Contained in the following dissertation are detailed investigations of the syntheses, structures, and magnetic properties of a series of paramagnetic molecules. A wide range of magnetic behavior is reported, including interionic magnetic exchange coupling, magnetic anisotropy, molecular magnetic relaxation mechanisms, and ultimately their respective origins on the basis of fundamental concepts in coordination chemistry. Chapter One provides a brief background of the origins of single-molecule magnet behavior with a review of basic molecular magnetism concepts and techniques and is geared toward the comprehension level of a first-year graduate student fluent in the basics of coordination chemistry.

In Chapter Two, the syntheses, structures, and magnetic properties of pentanuclear cyanide-bridged clusters are presented. The complexes are based upon the highly anisotropic building unit [Re(CN)7]4-, which possesses an S = 1/2 ReIV ion with an associated unquenched orbital angular momentum. Further, the clusters produce a variety of magnetic behaviors, including NiII···ReIV ferromagnetic interactions in [(PY5Me2)4Ni4Re(CN)7](PF6)5 and intermolecular CoIII←ReIII charge transfer in [(PY5Me2)4Co4Re(CN)7](PF6)5. Notably, [(PY5Me2)4Ni4Re(CN)7]5+ is a single molecule magnet that is stable at room temperature in contrast to [(PY5Me2)4Mn4Re(CN)7]5+, which is spontaneously reduced in solution at room temperature to [(PY5Me2)4Mn4Re(CN)7]4+, the latter of which contains a diamagnetic ReIII ion. Like this Mn-containing cluster, however, the complex [(PY5Me2)4Cu4Re(CN)7]5+ is temperature sensitive and is reduced in solution at room temperature to provide [(PY5Me2)Cu4Re(CN)7]4+. In the former of these two species, ferromagnetic CuII···ReIV interactions are observed in addition to slow magnetic relaxation, while the magnetic behavior of the latter complex is consistent with four noninteracting CuII centers. The observation of slow magnetic relaxation in [(PY5Me2)Cu4Re(CN)7]4+ thus categorizes this molecule as a redox-switchable single-molecule magnet.

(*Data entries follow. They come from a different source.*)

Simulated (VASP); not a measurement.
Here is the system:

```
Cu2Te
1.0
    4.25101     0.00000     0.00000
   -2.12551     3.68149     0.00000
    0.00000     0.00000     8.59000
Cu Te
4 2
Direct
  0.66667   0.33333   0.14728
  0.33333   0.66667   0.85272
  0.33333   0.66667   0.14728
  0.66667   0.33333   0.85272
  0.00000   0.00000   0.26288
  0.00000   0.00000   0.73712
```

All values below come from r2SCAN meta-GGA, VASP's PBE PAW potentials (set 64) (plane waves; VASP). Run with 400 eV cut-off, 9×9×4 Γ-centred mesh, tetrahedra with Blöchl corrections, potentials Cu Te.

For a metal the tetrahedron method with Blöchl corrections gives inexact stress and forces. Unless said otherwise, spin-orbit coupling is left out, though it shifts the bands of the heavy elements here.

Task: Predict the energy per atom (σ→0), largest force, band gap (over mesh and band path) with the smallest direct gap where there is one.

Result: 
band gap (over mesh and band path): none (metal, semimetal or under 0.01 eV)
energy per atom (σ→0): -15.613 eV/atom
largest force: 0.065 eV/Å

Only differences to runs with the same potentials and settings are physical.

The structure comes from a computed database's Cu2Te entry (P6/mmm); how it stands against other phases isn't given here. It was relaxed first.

Chapters Three through Seven are shifted in focus to the investigation of the magnetic properties of complexes with only one paramagnetic ion, for reasons detailed in Chapter One. Chapter Three describes the synthesis and characterization of a pseudotetrahedral complex of cobalt(II) and the tri-dentate, nitrogen-donor ligand 1,1,1-tris[2N-(1,1,3,3-tetramethylguanidino)methyl]ethane (3G). Up until this point, most of the literature for single-molecule magnetism focuses on the fact that a negative zero-field splitting value is essential for the observation of slow magnetic relaxation. In this chapter, however, slow magnetic relaxation under applied dc field by the complex [(3G)CoCl]+ is presented, despite being shown by HF-EPR to possess a positive zero-field splitting. The reported results importantly refute the idea that slow magnetic relaxation is only possible in systems with negative axial anisotropy, but further suggest that systems with easy plane magnetic anisotropy need not be omitted from the search for large magnetic relaxation barriers.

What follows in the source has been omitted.